Sacred Songs: program notes

My new CD, Sacred Songs, is coming out on Bridge Records this Tuesday. Here are program notes for two of the pieces on the disc – notes on the other two pieces in tomorrow’s post. John Harbison’s  booklet essay for the disc is here. That’s the soloist for these pieces, Susan Narucki, pictured below.

From a Book of Hours 

UnknownThis cycle of songs sets four poems from an early collection by Rilke entitled Das Stundenbuch, or in English, Book of Hours. Although the title refers to a medieval book of prayers for the various times of day and seasons of the liturgical year, Rilke’s texts occupy a position some distance from conventional piety.  There is a melancholy to the spirituality expressed here, which speaks of an experience of God that is fragmentary, imperfect, and unattainable. The solitude evoked in the second song (as layers of busy activity are gradually peeled away) offers some solace, but the third song is very dark and fierce, filled with a desperate, even manic desire for God. The last song returns to the mood of the first, but now in a global rather than individual context. This song, like the set as a whole, speaks of our world’s brokenness, yet strives to stammer fragments of God’s name.

Originally composed in an orchestral version on a commission from the Chicago Symphony, this chamber ensemble version was prepared for Susan Narucki and the 21st Century Consort, with Christopher Kendall conductor, who gave the first performance in 2007.

Four Sacred Songs

When soprano Christine Schadeberg asked me to compose a new work for her 1989 Town Hall recital, she asked for something lighter in tone than my usual style, suggesting that I consider writing some folk song arrangements.  I agreed to the idea of arrangements, but rather than folk songs, I chose three old sacred melodies; the idea of sharing with a concert audience a few of the musical riches that I had encountered in my work as a liturgical musician was particularly attractive. In 1990 I orchestrated these piano and voice songs, adding the second movement which exists only in the chamber ensemble version. The first performance was given by Christine Schadeberg with the ensemble Voices of Change.

The first song, “Jesu Dulcis Memoria”, is a strophic chant hymn with a text by St. Bernard of Clairvaux, the great Cistercian monk and preacher.

I have set “Corde Natus Ex Parentis” using a somewhat free version of the medieval technique known as a mensuration canon: except for a few freely imitative phrases, all the parts have the same melody, but played at different speeds.  For example, the low cello and harp notes mark out the tune at a pace six times slower than the voice.

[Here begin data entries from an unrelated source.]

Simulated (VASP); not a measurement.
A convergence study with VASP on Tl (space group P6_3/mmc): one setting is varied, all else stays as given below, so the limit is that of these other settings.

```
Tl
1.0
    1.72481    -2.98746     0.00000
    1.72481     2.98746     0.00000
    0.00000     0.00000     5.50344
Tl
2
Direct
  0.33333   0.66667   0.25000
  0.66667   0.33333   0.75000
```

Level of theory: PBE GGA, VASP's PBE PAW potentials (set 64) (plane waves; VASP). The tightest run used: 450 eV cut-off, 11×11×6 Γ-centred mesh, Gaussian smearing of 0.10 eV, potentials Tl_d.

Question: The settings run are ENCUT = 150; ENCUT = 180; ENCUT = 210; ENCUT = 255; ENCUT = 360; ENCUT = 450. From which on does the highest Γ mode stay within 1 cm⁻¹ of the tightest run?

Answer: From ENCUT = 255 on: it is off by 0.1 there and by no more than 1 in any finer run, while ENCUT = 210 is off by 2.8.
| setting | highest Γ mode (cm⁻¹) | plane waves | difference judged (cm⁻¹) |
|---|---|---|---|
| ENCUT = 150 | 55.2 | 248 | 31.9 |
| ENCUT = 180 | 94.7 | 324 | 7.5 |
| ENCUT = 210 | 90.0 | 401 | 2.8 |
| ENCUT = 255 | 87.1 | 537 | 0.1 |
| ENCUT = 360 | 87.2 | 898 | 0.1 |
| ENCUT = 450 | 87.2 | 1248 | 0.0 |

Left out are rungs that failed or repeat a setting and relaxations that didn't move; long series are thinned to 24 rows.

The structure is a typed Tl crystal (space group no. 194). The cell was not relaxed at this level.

The chant “Christus Factus Est” appears in the Liber Usualis  as part of the Holy Week liturgy; the melody is unusually wide-ranging and highly melismatic.  The text is part of St. Paul’s famous “Philippians Hymn”, and speaks of the mystery of Christ’s suffering and exaltation.

The origins of the tune for “O Filli et Filliae” are obscure, and may be secular in nature.  The words somewhat discontinuously narrate the Easter story, closing with a call to give praise and thanks to God.